Affiliate Managers, Agencies
Yes, your affiliates are your partners in marketing. However, they will bend your program rules if it makes an extra buck. In addition, it can be tricky to know if an affiliate is brand bidding on purpose or accident. This gray area occurs because an ad can appear on a search engine results page (SERP) due to match type and a feature called ‘auto-apply recommendations.

Match Type

Match type is a designation the advertiser assigns when creating the ad—in this case, the advertiser is your affiliate. There are three match types available for targeting your ad at user searches, as well as a fourth for blocking your ad from showing for specific searches:
  1. Exact Match: The ad appears only if the user requests the same keyword or a very close synonym in the search query. Example: If you select the exact match keyword [kitchen cabinets], your ad will show for ‘kitchen cabinets’ or ‘kitchen cupboard,’ but not ‘bathroom cabinet.’
  2. Phrase Match: The ad appears if the user searches for a keyword containing the targeted phrase or a synonym. Example: If you select the phrase match keyword “women’s pants”, your ad will show “women’s pants,” “where to buy pants for women,” “women’s slacks for sale,” and “women’s jeans,” but not “dresses for sale.”
  3. Broad Match: The ad appears if the user searches for a keyword that contains the targeted phrase or a related term. Example: If you select the broad match keyword “auto repair,” your ad will show “auto repair,” “mechanic shop,” “car products,” and “Tesla Model Y,” but not “home repair.” 
  4. Negative Match: The ad will not appear if specific terms designated by the advertiser are present in the search query.
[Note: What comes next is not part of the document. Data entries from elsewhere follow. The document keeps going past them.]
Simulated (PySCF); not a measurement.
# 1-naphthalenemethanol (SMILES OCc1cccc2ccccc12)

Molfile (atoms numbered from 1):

Auto-Apply Recommendations

Auto-apply recommendations are a feature provided by both Google and Microsoft Ads which allows the search engine to automatically apply a variety of changes to your ad campaigns, including adding new keywords, without any further permission from the advertiser once an option has been selected.

Auto-Apply Recommendations

The ad platform selects automatically applied keywords from various places, including ad copy text, display URLs, landing page headlines and copy, related terms, and typos. In other words, Google and Microsoft Ads can show ads on keywords that your affiliate did not intend to sponsor by auto-applying new keywords.

Unfortunately, a searcher cannot control the match-type trigger for paid ads. Instead, the search engine governs this. This means that when you search for your brand and an affiliate’s ad shows up, you can’t tell whether the ad is being shown because they’re targeting your brand keyword or because they’ve selected broad match keywords (or had one auto-applied) which Google is matching against your brand keyword.

How To Identify Whether an Affiliate Is Intentionally Targeting Your Brand Keywords

Marketers must look for other evidence to determine whether brand bidding has intentionally occurred. Ways to do so include:
  1. Your Brand is the Keyword. First, look to see if there are any instances where the affiliate’s ads appear for searches for just your brand name, including typos and variations with and without the “.com” extension. In addition, look to see if this is happening with your brand-plus terms (e.g. brand + product name, brand + “review,” brand + “sale”, and so on). If the affiliate’s ad shows up for a variety of these different searches, then you can be more confident that they are intentionally bidding on your brand keywords.
  2. Your Brand Appears in Redirects & Landing URLs. Review all URLs that lead to the landing page, including the display URL, the destination URL, all redirects, and the final landing page URL. If your website URL or brand name appears in any of these URLs, then it is very likely that the affiliate is bidding on your brand terms.
  3. Look for Keyword Tagging. Affiliates often embed either the keyword or the category of the keyword (e.g. ad group) into a tracking parameter in the URL string to track the source of the traffic. Keyword tracking parameters can either be dynamic (inserted by the search engine using a variable) or fixed (inserted by the affiliate at the time of ad creation). For example, Google uses the tag {keyword} to show the sponsored keyword (not the search query) that triggered the ad.
  4. Look for Bold Text in the Ad. Ad text appears bolded when that exact text is included in both the search phrase and the ad. Therefore, look for the non-brand part of the search term. If there is ad text that matches the non-brand portion of the search phrase and it is not in bold, then the affiliate’s ad matches your brand keyword.
  5. Look For Your Brand in Ad Copy. If your brand is included in the ad copy, the affiliate likely intended their ad to appear for searches of your brand name.
  6. Monitor the Phrase Without Your Brand. Remove your brand from the phrase and see if the affiliate shows up with the identical ad copy on the non-branded version. You can be sure the brand was the intended target if the answer is no. If the answer is yes, then you will need to do more to determine if the affiliate is bidding on your brand and related generic terms.
Determining the likelihood of the affiliate’s intention to brand bid is essential in effectively managing your brand. Broad match, phrase match, and auto-applied keywords can muddy this process. But by following the steps above, you can determine with a reasonable degree of confidence whether an affiliate is acting in bad faith or if they are, at worst, inadvertently and unintentionally bidding on your branded terms.